Seven Teachers, Same Course, Different Content
Teachers often complain about the need to spend sometimes as much as the first three months of the school year bringing their students up to the level required to begin introducing new grade level appropriate content.
The paradox is that often those same teachers cannot agree on what the content of that prior coursework should be. If they cannot agree on the content of prior coursework, how can they NOT expect their to have to spend three months the next year bringing their students up to where they ‘think’ they should be?
The Paradox
Beginning in the fall of 1999, I spent two years embedded in a high school working with teachers to develop school community partnerships. During that time I gained a great deal of respect for teachers as professionals. I also observed a great deal of dysfunction in the system, and specifically the paradox of expectations.

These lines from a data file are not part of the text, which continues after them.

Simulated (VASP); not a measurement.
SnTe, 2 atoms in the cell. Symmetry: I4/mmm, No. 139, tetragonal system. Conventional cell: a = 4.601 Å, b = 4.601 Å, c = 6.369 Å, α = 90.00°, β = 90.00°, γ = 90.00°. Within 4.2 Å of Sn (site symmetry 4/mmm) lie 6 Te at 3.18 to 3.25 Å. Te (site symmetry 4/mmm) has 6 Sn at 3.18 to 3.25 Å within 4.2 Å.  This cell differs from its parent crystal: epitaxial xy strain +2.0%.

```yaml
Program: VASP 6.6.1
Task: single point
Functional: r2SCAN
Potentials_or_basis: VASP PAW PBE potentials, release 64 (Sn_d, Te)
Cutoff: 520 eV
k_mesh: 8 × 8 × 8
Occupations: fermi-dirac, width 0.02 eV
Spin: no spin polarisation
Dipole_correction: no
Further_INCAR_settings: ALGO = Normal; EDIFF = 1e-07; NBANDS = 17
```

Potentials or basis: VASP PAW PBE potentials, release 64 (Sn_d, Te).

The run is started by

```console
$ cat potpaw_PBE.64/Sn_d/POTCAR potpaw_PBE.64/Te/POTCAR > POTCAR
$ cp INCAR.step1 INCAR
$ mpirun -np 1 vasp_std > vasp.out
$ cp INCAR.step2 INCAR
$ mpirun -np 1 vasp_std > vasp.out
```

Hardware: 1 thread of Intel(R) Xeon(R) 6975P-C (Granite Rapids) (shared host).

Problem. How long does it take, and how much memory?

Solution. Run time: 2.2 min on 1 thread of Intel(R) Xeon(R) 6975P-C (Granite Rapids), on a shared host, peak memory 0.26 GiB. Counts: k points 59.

One day I was eating lunch with a group of teachers who had the well deserved reputation of being among the best in the district. They were commiserating about the sad state of affairs which required them to spend the first three months of each school year bringing their kids up to the level of knowledge they felt the kids should have had when they started the school year, so that they could begin introducing grade-level appropriate content.
Certainly some of this remediation had to do with atrophy from summer break, but I was hearing more to this, so after listening for several minutes, I gave the football time-out hand-signal and asked, “Hang on a second, how many Algebra teachers are there in the school?”
The others at the table looked around at each other, some shrugged, finally someone ventured, “probably at least, maybe seven.”
“OK,” I said, “and they are all teaching the same course, right?” Everyone nodded. “And they all give the same final exam, right?”
There was sudden rapid intake of breath followed by stunned silence. A pin could have been heard hitting the carpeted floor. They were all looking at me like I had just announced that I was a suicide bomber with my finger on the trigger. Finally after several seconds, someone sputtered, “but…, but if we did that, we’d miss the ‘teachable moment’.”
“But if you have seven teachers, teaching seven different versions of content, the understanding of which is verified by seven different final exams,” I asked, “why would you NOT expect to have to spend three months bringing you students up to where YOU think they should been at the end of last year?”
Cultural Frame of Reference
There is a dichotomy of ideals in our cultural framework relating to teamwork. On the one end of this cultural dichotomy, there is a common understanding of the value of teamwork. As good as a quarterback may be, he doesn’t win a Super Bowl without a highly functional team supporting him. CEO’s clamor to form “crackpot” executive teams. The US army sets the priority of the team over that of the individual.
This teamwork ideal was epitomized in the 1995 Ron Howard movie about the rescue of the Apollo 13 astronaut crew when Mission Director Eugene Kranz says, “Failure is not an option[1].”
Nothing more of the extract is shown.